Jo Kristian Bergum
Jo Kristian Bergum
Chief Scientist

Billion-scale vector search using hybrid HNSW-IF

Photo by Graham Holtshausen on Unsplash

The first blog post on billion-scale vector search covered methods for compressing real-valued vectors to binary representations and using hamming distance for efficient coarse level search. The second post described approximate nearest neighbor search tradeoffs using Hierarchical Navigable Small World (HNSW), including memory usage, vector indexing performance, and query performance versus accuracy.

This post in this series on billion scale search introduces a cost-efficient hybrid method for approximate nearest neighbor (ANN) search combining (HNSW) with disk-backed inverted file. We name this hybrid method for ANN search for HNSW-IF.

Introduction

In-memory algorithms, like HNSW, for approximate nearest neighbor search, offer fast, high accuracy vector search but quickly become expensive for massive vector datasets due to memory requirements. The HNSW algorithm requires storing the vector data in memory for low latency access during query and indexing.

For example, a billion scale vector dataset using 768 dimensions with float precision requires close to 3TiB of memory. In addition, the HNSW graph data structure needs to be in-memory, which adds 20-40% in addition to the vector data. Given this, indexing a 1B vector dataset using HNSW will need about 4TiB of memory.

In 2022, many cloud providers offer cloud instance types with large amounts of memory, but these instance types also come with many v-CPUs, which drives production deployment costs. These high-memory and high-compute instance types support massive queries per second and might be the optimal instance type for applications needing to support large query throughput with high recall. However, many real-world applications using vector search do not need enormous query throughput but still need to search large billion-scale vector datasets with relatively low latency with high accuracy. Therefore, large cloud instance types with thousands of GiB of memory and hundreds of v-CPUs are not cost-efficient for those low query volume use cases.

Due to this, there is an increasing interest in hybrid ANN search solutions using solid-state disks (SSD) to store most of the vector data combined with in-memory graph data structures. SPANN: Highly-efficient Billion-scale Approximate Nearest Neighbor Search introduces a simple and effective solution for hybrid ANN search.

Introducing SPANN

SPANN combines the graph-based in-memory method for ANN search with the inverted file using clustering.
SPANN partitions the vector dataset of M vectors into N clusters. The paper explores setting N to a number between 4% to 20% of M. A centroid vector represents each cluster. The paper describes different algorithms for clustering the vector dataset into N clusters and finds that hierarchical balanced clustering (HBC) works best. See Figure 10 in the paper: Different types of centroid selection.

The cluster centroid vector points to a posting list containing the vectors close to the cluster centroid. Disk-based data structures back the posting lists of non-centroids, and centroids are indexed using an in-memory ANN search algorithm. Unlike quantization techniques for ANN search, all vector distance calculations are performed with the full-precision vector representation.

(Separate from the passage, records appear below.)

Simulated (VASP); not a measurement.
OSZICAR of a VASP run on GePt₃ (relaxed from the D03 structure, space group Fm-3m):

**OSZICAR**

SPANN searches for the k closest centroid vectors of the query vector in the in-memory ANN search data structure. Then, it reads the k associated posting lists for the retrieved centroids and computes the distance between the query vector and the vector data read from the posting list.

Figure 1 illustrates SPANN.

Figure 1 gives a conceptual overview of SPANN for a small vector dataset of ten vectors. There are two centroid vectors, vectors 4 and 9, referencing a posting list consisting of the vectors close to the cluster the centroid represents. A vector might be close to multiple cluster centroids, for example, vector 5 and vector 8 in the figure above. These are examples of boundary vectors that lay in between multiple centroids.

The offline clustering part of SPANN tries to balance the clusters so that the posting lists are equal in size to reduce the time it takes to read the posting list from disk. For example, if the vector has 100 dimensions using int8 precision and int32 for the vector id, each posting list entry uses 104 bytes. With a 4KiB disk read page size, one can read 1024 posting entries in a single IO read operation.

Hybrid HNSW-IF with Vespa

Inspired by the SPANN paper, we at the Vespa team implemented a simplified version of SPANN using Vespa primitives, released as a Vespa sample application. We call this hybrid ANN search method for HNSW-IF.

Vespa features used to implement HNSW-IF:

  • Real-time HNSW vector indexing
  • Real-time inverted index data structures
  • Disk based vectors using Vespa dense tensor type using paged option
  • Phased ranking
  • Stateless search and document processors

The following sections outline the differences between the method described in the SPANN paper and the Vespa HNSW-IF sample application implementation using Vespa primitives.

Vector Indexing and Serving architecture

  • Instead of clustering and computing centroids offline, let vectors from the original dataset represent centroids and use the original vector id as the centroid id. This approach does not waste any distance calculations at query time as the centroids are valid eligible vectors. A subset of the vector dataset (20%) is selected randomly to represent centroids. Random centroid selection only requires one pass through the vector dataset, splitting the dataset into centroids and non-centroids.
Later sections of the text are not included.